Software Design Document

Project: TaskPilot — Sustainable Cloud Job Scheduler
Version: 1.0
Date: 2026-06-16
Author: PerinbaBuilds

1. Introduction

1.1 Purpose

This document describes the internal architecture, component design, data flows, and key design decisions for TaskPilot.

1.2 Scope

Covers: backend API, RL agent design, scoring engine, XAI pipeline, session isolation model, and frontend dashboard.

2. System Architecture

TaskPilot is a single-process Python web application. There is no separate frontend build step — the dashboard is a single HTML file served by FastAPI and rendered entirely in the browser.

Browser
  └── dashboard.html (Vanilla JS + Chart.js 4.4)
        │
        │ HTTP  (X-Session-ID header on every request)
        ▼
FastAPI  api.py
  ├── Session store (_sessions dict, keyed by UUID)
  ├── Scoring engine (compute_scores)
  ├── RL agents (_rl_agents dict, 3 × TierAgent)
  ├── XAI pipeline (generate_explanation + _xai_cache)
  └── Dataset layer (STEEL, TASKS, PRICE, SERVERS DataFrames)

2.1 Process Model

The application runs as a single Uvicorn worker. All state (sessions, RL weights, dataset pointers) lives in process memory. A restart resets everything including RL agent weights (agents re-train from scratch in ~500 episodes on startup).

3. Component Design

3.1 Session Store

_sessions: dict[str, SessionDict]

SessionDict = {
    "job_queue":      list[dict],         # pending jobs
    "job_id_counter": int,                # monotonic ID
    "submitted_ids":  set[int],
    "server_loads":   dict[str, int],     # dc_name -> jobs assigned
    "rr_index":       dict[str, int],     # fallback round-robin index (unused by RL)
}

Sessions are created lazily on first access. The session UUID comes from the browser's localStorage and is sent as X-Session-ID on every request. There is no expiry — sessions live for the process lifetime.

3.2 Dataset Layer

Four DataFrames loaded at startup:

Variable	File	Rows	Key columns
`STEEL`	`steel_industry_data.csv`	35,040	`Usage_kWh`, `CO2(tCO2)`, `NSM`
`TASKS`	`dataset_rl/task_15min_L.csv`	varies	`plan_cpu_i`, `plan_mem_int`
`PRICE`	`dataset_rl/price.csv`	varies	`price_1`
`SERVERS`	`dataset_rl/Server_L.xlsx`	9	`ID`, `CPU`, `GPU`, `cpu_rate`, `gpu_rate`

Carbon factor derivation:
Raw CO2(tCO2) values are ~50% zero (making min-max normalisation produce a flat line). The carbon factor is instead computed as:

carbon_factor = 0.5 * rank_percentile(CO2) + 0.5 * normalise(NSM)
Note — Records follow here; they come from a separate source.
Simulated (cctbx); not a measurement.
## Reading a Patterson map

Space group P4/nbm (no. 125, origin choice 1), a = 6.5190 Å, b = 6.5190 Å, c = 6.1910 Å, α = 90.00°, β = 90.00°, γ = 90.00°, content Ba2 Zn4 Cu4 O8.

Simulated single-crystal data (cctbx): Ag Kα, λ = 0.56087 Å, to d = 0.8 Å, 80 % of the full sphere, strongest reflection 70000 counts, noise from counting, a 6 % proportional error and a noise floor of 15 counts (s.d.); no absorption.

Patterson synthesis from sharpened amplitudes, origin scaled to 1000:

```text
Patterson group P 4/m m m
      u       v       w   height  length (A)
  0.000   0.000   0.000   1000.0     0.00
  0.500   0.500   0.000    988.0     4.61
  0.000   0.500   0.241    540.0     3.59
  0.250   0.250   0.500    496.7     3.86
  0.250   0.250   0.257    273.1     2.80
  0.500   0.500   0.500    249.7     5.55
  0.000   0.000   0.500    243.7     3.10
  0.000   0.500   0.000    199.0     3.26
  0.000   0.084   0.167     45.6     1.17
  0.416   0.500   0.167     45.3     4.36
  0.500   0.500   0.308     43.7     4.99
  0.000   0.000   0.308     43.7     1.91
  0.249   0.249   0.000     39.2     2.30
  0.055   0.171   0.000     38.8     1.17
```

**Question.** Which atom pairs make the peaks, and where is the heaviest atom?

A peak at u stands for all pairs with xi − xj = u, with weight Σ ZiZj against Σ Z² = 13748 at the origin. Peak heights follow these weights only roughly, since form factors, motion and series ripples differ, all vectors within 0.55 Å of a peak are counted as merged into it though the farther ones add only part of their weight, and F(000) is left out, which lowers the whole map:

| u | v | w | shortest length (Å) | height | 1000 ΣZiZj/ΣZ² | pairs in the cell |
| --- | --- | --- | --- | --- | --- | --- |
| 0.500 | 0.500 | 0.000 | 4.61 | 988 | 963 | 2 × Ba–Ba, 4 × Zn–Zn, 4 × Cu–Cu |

NSM (seconds from midnight) provides a time-of-day component that mirrors how real grid carbon intensity rises and falls through the day.

Dataset pointers (DATA_PTR, STEEL_PTR) advance by 1 per scheduled job, cycling with modulo. This simulates a streaming time series.

3.3 Scoring Engine (`compute_scores`)

For every job, the scoring engine evaluates all 9 servers but restricts competition to the 3 servers in the job's tier pool:

Tier pools (servers sorted by CPU ascending):
  green       → indices 0-2   (least powerful = most energy-efficient)
  balanced    → indices 3-5
  performance → indices 6-8   (most powerful)

Per-server metrics computed:

perf_score — normalised CPU+GPU throughput
cost_score — inverse of energy cost (ekWh × energy_price)
co2_score — inverse of CO2 output (ekWh × (0.35 + carbon_factor))
lat_score — inverse of latency proxy (1 / cpu_rate)

All four scores are min-max normalised across the 9-server set, then the weighted quality score is computed per priority:

PRIORITY_WEIGHTS = {
    "green":       (0.10, 0.25, 0.40, 0.25),  # (perf, cost, co2, lat)
    "balanced":    (0.25, 0.25, 0.25, 0.25),
    "performance": (0.40, 0.10, 0.10, 0.40),
}

3.4 RL Agent (`rl/agents.py` — `TierAgent`)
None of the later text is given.